I understand there are other ways to achieve this result, but from my limited, beginner perspective it seemed like XORing a clock against a division of the clock (in this case from the same module!) would be the simplest way of generating offbeats.
I think this is a subtlety of overlapping gates. The divided clock has a twice as long gate and the edge of it just overlaps the rising edge of the main clock 2nd beat. Clocked has gate length control, set the divided gate to 0.25 (the size of the original clock gate) or very close and it should give a proper “off- beat” clock effect.
I take it back, using a logic after 2 outputs of Clocked is puzzling, I did the same thru count modula’s Clock Divider and it works like it should with no adjustments at all, something is odd about the Clocked outputs into logic.
Cheers for the suggestion, I did try playing with the pulse width from Clocked again as you suggested but couldn’t achieve proper triggering from the gate. Did you set the pulse width on Clocked as its minimum possible setting, or something else? Did you set the 1x and /2 clocks to different PW values to achieve perfect overlap? It seems strange that it works perfectly on your end. As mentioned above I did get proper triggering but only when running Clocked through a different divider module.
Thank you for uploading your patch. I had a look and it is indeed triggering properly, but only when Clocked is at 120bpm (or 60, or 240). It seems any bpm other than a multiple of 60 brings back the false triggers from the XOR. When using a separate clock divider, the triggers are perfect at any bpm. Very strange behaviour, it would be great to understand what’s going on here!
Hi Omri and friends, I believe the problem comes from the fact that in Clocked, the pulse width is normally a percentage of the clock period (with a hard minimum enforced so that no pulse width can be less than 1ms). So this means that when both PWs are at 1 (minimum value), the pulses produced by two outputs with different divisions will often be of different durations, and thus xoring them will not produce the reliable pulses wanted in that patching scenario.
In regards to using external clock dividers, I didn’t try this, but there could be subtle differences that also happen to fix the issue, in the fact that using an external divider introduces more cable latency, whereas in CLOCKED, the clocks are calculated internally and are sample perfect, meaning that when a /2 clock output should rise at the same beat as a x1 clock output, they will rise on exactly the same sample.
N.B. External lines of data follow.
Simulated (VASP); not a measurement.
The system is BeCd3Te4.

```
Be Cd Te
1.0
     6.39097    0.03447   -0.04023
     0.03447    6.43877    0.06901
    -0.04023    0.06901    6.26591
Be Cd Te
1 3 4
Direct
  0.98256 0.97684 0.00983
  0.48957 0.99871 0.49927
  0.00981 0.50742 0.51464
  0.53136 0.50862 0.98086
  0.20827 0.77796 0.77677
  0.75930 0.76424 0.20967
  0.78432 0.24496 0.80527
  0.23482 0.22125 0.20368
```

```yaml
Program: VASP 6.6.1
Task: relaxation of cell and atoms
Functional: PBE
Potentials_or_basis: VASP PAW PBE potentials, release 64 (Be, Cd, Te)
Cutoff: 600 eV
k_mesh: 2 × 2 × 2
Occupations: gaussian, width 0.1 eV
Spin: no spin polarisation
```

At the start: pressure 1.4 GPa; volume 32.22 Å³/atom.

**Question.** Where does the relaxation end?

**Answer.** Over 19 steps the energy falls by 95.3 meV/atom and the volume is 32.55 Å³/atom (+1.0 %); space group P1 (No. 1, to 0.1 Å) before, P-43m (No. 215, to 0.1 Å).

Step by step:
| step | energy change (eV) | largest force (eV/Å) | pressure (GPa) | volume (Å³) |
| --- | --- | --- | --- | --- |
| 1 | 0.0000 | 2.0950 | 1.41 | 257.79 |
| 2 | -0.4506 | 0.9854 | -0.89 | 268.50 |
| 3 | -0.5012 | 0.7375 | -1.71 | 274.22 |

I tried the patch with CLKD instead of CLOCKED, which has an option to produce triggers (since it has no PW control), and it does seem to work properly:
I will think about adding that option to CLOCKED, but in the mean time, for this specific case it might be best to use CLKD, and if a CLOCKED is also needed for some of its features, we can just chain a CLKD to run off of the CLOCKED. I think that in the original patch, it’s perhaps even an accident that it worked at all as intended!
Cheers, I appreciate the detailed response. I did initially consider the pulse width may be responsible but had ruled it out after sending the outputs to gate>trigger converters before the XOR but still experiencing the misfirings. I guess that might be introducing its own small timing discrepancies though?
Good to know I can just use CLKD for this. It was mainly worrying me because I am still wrapping my head around CVs and boolean logic and I thought I was misunderstanding something very basic about how they operate. The whole issue, especially learning about the inherent cable latency has made me think I should in general not rely too heavily on perfectly synchronous triggers (even though in this case they are possible) if there are other ways of achieving the same or similar results.